Dr. Lynn Cominsky
EdEon Director
Professor, Department of Physics and Astronomy
Sonoma State University
Phone: 707-664-2655
E-mail: lynnc@universe.sonoma.edu
http://universe.sonoma.edu/~lynnc/
Lynn Cominsky is an award-winning Professor in the Physics and Astronomy Department at Sonoma State University (SSU), where she has been on the faculty for over 35 years. She received a Ph.D. in Physics from MIT in 1981, and a B.S. magna cum laude in Physics from Brandeis University in 1975. Cominsky is an author on over 225 research papers in refereed journals. She was chair of the physics and astronomy department from 2004 to 2019; she briefly also chaired the department of chemistry from August 2005 to January 2007 and Fall semester 2018.
In 1999, Cominsky founded EdEon STEM Learning, formerly called the Education and Public Outreach group at Sonoma State University. She is EdEon’s director and principal or co-investigator on over $43 million in grants from NASA, the National Science Foundation and the US Department of Education. She is also the final technical reviewer for all EdEon educational products. The mission of the SSU EdEon group is to develop exciting formal and informal educational materials to inspire students in grades 5–14 to pursue STEM careers, to train teachers nationwide in the classroom use of these materials, and to enhance science literacy for the general public with a special focus on increasing the numbers of under-represented students.
EdEon’s largest NASA-funded project was the Education and Public Outreach program for the Fermi Gamma-ray Space Telescope mission. Launched on June 11, 2008, Fermi (formerly known as GLAST) is a space mission that uses silicon strip detectors to observe cosmic gamma-radiation from objects such as pulsars and quasars in the energy range 10 MeV – 300 GeV. Cominsky’s group also led the Education and Public Outreach team for the Swift Gamma-Ray Burst Mission, launched on November 20, 2004. In 2003, Cominsky assumed the lead for the outreach effort for the US portion of the European Space Agency’s XMM-Newton satellite. From 1999–2005, Cominsky was also the principal investigator and faculty advisor for the North Bay Science Project, a California Science Project site located at SSU. Other major projects developed by the SSU E/PO group include an online Cosmology curriculum for undergraduates (Big Ideas in Cosmology), and several different projects in which secondary and college students built small payloads for launch on high-powered or model rockets, drones and balloons. Cominsky is also a scientific co-investigator on the Fermi, Swift NuSTAR missions, and a member of the LIGO Scientific Collaboration. From 2012–2014, the SSU E/PO group developed an educator’s guide for the NuSTAR mission.

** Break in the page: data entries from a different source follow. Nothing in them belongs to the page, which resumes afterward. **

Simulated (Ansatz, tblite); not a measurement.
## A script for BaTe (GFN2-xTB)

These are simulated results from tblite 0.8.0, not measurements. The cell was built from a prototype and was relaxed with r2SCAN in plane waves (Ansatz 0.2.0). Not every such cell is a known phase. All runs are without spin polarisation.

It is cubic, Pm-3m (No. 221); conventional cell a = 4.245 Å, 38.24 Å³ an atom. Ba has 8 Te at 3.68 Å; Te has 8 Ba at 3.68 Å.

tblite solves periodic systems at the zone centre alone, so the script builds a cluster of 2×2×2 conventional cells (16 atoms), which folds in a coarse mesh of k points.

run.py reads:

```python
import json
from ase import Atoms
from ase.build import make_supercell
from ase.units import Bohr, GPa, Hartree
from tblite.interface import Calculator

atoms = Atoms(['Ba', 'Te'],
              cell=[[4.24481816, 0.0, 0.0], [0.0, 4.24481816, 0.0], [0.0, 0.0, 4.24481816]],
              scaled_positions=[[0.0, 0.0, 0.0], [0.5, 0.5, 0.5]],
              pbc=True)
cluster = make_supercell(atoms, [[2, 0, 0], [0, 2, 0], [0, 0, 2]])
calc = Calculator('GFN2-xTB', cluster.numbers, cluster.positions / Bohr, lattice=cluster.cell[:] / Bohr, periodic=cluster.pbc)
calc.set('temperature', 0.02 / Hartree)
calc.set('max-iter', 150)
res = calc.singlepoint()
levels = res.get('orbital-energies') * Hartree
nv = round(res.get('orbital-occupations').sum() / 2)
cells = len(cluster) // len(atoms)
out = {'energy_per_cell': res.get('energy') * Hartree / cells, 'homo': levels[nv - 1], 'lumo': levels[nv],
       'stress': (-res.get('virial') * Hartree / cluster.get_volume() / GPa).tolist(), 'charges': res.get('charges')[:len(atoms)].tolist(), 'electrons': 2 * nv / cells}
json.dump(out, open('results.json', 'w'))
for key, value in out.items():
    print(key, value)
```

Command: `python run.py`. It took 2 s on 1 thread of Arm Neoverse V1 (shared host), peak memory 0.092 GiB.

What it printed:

Starting in 2013, and in partnership with SSU’s Early Academic Outreach program led by Susan Wandling, Cominsky’s group began to develop an integrated CSTEM (Coding + STEM) high school curriculum called “Learning by Making.” During the first five years of the project, the curriculum was piloted with high-needs rural high schools in Mendocino county. The project was extended in 2018, and expanded to include a few non-rural schools and schools in Southern California. In 2024 the project, led by EdEon Associate Director Dr. Laura Peticolas, received expanded funding to continue similar work with rural middle schools in California and Texas.
Cominsky also led an NSF project “Teaching Einstein’s Universe to Community College students” which developed two on-line courses aimed at lower-division physics instructors about the science of LIGO. These courses also provide resources for instructors to use in their calculus-based introductory physics classes, an educator’s guide for middle-school students and a narrated video explaining the details of the LIGO instrumentation.
From 2015-2020, Cominsky was a co-investigator on NASA’s Universe of Learning, one of the first cohort of Science Activation projects chosen by NASA’s Science Mission Directorate. In 2021, Cominsky originated NASA’s Neurodiversity Network (N3), which was selected as one of SciAct’s second cohort of projects. N3’s goal is to provide a pathway to NASA participation and STEM employment for neurodiverse learners, with a focus on those on the autism spectrum.
Cominsky has been a member of many different advisory committees, including the Chandra User’s Group, the Structure and Evolution of the Universe Subcommittee of NASA’s Space Sciences Advisory Committee, and the LIGO Program Advisory Committee. She has served on the executive committees for the High Energy Astrophysics Division of the American Astronomical Society, and for the Division of Astrophysics of the American Physical Society, and chaired the APS California-Nevada Section (now known as the Far West Section). For a decade, she was the deputy press officer for the American Astronomical Society, and she continues as a press officer for both the Fermi and Swift missions. In these positions, she often interprets astronomical discoveries to the public.
In 1993, Prof. Cominsky was named SSU’s Outstanding Professor, and the California Professor of the Year by the Council for the Advancement and Support of Education. In 2007, she was named a Fellow of the California Council on Science and Technology, in 2009, a Fellow of the American Physical Society and in 2013, a Fellow of the American Association for the Advancement of Science. Additional awards include the 2016 Education Prize from the American Astronomical Society, the 2016 Wang Family Excellence Award from the California State University and the 2017 Frank J. Malina Education Medal from the International Astronautical Federation. In 2019, she was selected as one of the first 200 Legacy Fellows named by the American Astronomical Society.